“Do you have a plan?”
First, let’s agree that there’s a problem.
It may be that I think we’re facing something serious, something costly, something urgent–and you don’t.
We can have an honest conversation about the problem without worrying about whether there’s an easy or certain solution.
We can also have a conversation about whether it’s a problem (problems have solutions) or whether it’s simply a situation, something like gravity that we have to live with.
Once we agree that we have a problem, the status quo will show up. It will argue with every tool it has that any variation from the current path is too risky, too expensive and too painful to consider. The status quo will stall. It will argue for studies and will amplify the pain that will be caused to some as we try to make things better for everyone.
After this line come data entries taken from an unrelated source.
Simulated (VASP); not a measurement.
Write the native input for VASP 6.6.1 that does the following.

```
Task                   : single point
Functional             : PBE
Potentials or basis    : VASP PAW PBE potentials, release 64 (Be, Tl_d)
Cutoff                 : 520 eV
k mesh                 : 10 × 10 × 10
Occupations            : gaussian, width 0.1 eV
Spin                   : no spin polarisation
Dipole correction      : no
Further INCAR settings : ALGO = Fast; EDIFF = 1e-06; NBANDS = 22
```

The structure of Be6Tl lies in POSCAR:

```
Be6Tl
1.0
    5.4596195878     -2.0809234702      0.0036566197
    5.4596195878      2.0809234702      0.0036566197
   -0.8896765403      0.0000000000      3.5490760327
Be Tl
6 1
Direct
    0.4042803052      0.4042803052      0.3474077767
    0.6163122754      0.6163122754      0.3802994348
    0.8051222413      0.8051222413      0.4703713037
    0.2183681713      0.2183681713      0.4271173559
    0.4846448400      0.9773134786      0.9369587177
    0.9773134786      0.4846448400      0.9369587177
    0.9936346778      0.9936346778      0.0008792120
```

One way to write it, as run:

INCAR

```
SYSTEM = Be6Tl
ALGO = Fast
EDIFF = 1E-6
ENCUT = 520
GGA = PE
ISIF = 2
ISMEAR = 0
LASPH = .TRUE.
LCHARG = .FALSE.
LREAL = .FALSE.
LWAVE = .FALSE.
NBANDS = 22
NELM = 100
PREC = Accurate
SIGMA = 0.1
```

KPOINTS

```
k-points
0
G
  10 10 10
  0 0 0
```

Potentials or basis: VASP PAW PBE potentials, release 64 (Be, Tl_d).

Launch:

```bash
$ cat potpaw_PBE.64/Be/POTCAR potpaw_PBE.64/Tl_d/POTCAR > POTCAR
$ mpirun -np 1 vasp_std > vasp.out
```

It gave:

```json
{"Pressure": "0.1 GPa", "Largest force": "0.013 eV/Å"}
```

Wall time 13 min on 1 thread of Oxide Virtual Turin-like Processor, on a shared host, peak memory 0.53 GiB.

And the status quo usually wins. That’s because the makers of change are now playing defense, forced to justify every choice and ameliorate every inconvenience.
Perhaps there’s a more useful way forward.
We begin by agreeing that there’s a problem.
And then each party, every single one, needs to put forward a plan. A plan that either addresses the problem or takes responsibility for not addressing it.
And for each plan, we can consider the likely outcomes. For each plan, we can ask, “will that work?” and follow it up with, “why?” and “how?”
Perhaps you don’t think it’s a problem worth solving. That’s important to bring up before we ask you if you have a plan.
Delay might be the best option. But then let’s be honest and announce that instead of simply stalling.